Learning Language with TV
Oh the spongy, fresh, language-learning brains of children. When I was a child, new children from foreign countries occasionally appeared in my classroom. One was intensely secretive about where she came from, which may have been habitual to kids who had escaped from behind the Iron Curtain. She was from what was still called Yugoslavia. There was also a boy who came from Romania. Both of these children showed up speaking fluent English.
I don’t know how the Serbian girl learned English so quickly, but I do know the secret of the Romanian boy. He sat before the television set all summer and binged on “Happy Days.” He literally learned English from the Fonz. Well, we all know (or anyone over 40 knows) what the Fonz would say to that.
Learning language from television shows is now recommended by various pop polyglots including Paul Noble and Gabriel Werner. Their suggestion is to watch shows you already know and loved–wildly successful shows including 50 or, better yet, 100 episodes–dubbed into the language you are learning. Noble, whose super-easy Italian materials I am reading, suggested Friends.
I never watched Friends. Squinting into the past, I see that the only shows I watched even semi-regularly were X-Files and Babylon Five. From 1996 to 2009 I didn’t own a television, and when at my parents’ I deplored my mother’s love for Buffy the Vampire Slayer and other gorefests, shutting my bedroom door firmly upon the shrieks and moans of horror and pain coming from the living room TV.
But in the 1980s, my show of shows was Scarecrow and Mrs King, and to my joy, I have found it dubbed into Italian on youtube. I haven’t found it for sale as yet, but Youtube fits the bill.
Polish is more complicated because the Poles do not dub foreign-to-them shows. Traditionally they have a reader (or lektor) reading a Polish translation over the original dialogue. Meanwhile, unlike the Italians and the Germans, they never developed a love for Scarecrow and Mrs King. This is without doubt because of timing: a show in which the baddies are usually Soviet spies was never going to be shown in the People’s Republic of Poland.
The Wall came down in time for the Poles to see Friends, however. Here is a lektor reading along to Friends.

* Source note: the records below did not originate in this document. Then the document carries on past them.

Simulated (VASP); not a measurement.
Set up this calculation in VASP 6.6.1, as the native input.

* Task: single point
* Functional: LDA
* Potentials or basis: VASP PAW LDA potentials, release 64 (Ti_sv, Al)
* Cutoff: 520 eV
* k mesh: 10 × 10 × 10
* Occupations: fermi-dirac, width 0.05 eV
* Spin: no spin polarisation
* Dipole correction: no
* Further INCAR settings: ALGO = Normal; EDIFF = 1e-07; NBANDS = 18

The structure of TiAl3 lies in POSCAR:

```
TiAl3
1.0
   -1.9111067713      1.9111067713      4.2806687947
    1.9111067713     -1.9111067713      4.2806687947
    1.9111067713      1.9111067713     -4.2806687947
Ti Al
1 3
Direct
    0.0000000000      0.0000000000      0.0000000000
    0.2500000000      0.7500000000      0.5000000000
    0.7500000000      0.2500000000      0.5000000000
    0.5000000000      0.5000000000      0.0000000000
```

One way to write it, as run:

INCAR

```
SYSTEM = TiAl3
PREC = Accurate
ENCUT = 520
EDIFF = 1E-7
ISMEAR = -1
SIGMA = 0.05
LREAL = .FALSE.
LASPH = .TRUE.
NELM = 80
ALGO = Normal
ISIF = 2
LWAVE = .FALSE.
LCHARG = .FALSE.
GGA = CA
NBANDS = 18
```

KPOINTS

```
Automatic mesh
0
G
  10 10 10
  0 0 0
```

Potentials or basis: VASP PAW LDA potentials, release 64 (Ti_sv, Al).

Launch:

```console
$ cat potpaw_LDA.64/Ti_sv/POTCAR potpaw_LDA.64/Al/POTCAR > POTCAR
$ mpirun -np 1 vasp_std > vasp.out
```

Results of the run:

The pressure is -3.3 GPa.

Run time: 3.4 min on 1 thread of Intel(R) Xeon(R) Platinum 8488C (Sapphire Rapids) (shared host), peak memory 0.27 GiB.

You may perceive the problem. It’s even worse here with Big Bang Theory:
Thus I am as yet unsure as how to best improve my Polish by binging on television shows. It is all their fault for loving lektors so much and turning up their noses at the wonderful art of dubbing, which was perfected, I’m told, by the Germans.
Update: I have been reminded that Disney films for children are dubbed into Polish. This may be the way forward. There may be a Polish Disney Princess binge-viewing in my future.